The Anadarko Basin Museum of Natural History is located in the old Casa Grande Hotel, which was headquarters for the US Highway 66 Association National Convention on April 27, 1931. Two hundred twenty-five delegates attended the convention and 30,000 people came to watch the parade and rodeo which followed. A live buffalo was killed and served for a banquet that followed.
Listed on the National Register of Historic Places, the hotel was built in the late 1920's and promoted as the only fireproof hotel between Oklahoma City and Amarillo. It is also site of one of the world's largest drilling rigs, 181 feet tall, and visible from Interstate 40. It also houses the Route 66 World News, a publication promoting the history and preservation of the nostalgia of the "Mainstreet of America."
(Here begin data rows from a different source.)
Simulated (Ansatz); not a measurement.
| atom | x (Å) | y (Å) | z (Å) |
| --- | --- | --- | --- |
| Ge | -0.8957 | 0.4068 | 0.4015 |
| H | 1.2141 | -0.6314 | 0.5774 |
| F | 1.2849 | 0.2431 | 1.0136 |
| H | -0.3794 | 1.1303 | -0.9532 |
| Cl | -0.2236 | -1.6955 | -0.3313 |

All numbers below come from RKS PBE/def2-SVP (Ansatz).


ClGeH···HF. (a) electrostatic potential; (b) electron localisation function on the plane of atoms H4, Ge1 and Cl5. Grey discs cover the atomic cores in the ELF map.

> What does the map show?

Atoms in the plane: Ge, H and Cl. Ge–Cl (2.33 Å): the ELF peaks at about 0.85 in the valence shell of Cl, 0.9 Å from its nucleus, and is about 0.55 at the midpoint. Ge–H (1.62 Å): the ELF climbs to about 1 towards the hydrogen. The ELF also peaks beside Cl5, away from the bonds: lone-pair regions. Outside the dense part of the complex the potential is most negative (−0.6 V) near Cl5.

The ABMNH has an outstanding collection of minerals, fossils, natural history rocks, petrified wood, Native American pictures, paintings and beadwork, oil & gas memorabilia, art & photographs, oil & gas exploration and production equipment. Our goal is to portray a relationship to Route 66, oil & gas, & to provide an extensive tourist information center.
The regional nature of the museum encompasses a large, natural geologic wonder known as the Anadarko Basin. This basin covers most of the area roughly bounded by Oklahoma City, Anadarko, Amarillo, Guymon, Dodge City, and Blackwell. Some of the deepest natural-gas wells on Earth have been in the Anadarko Basin.
Many hours of labor and the efforts of numerous individuals went into the rehabilitation of the mezzanine.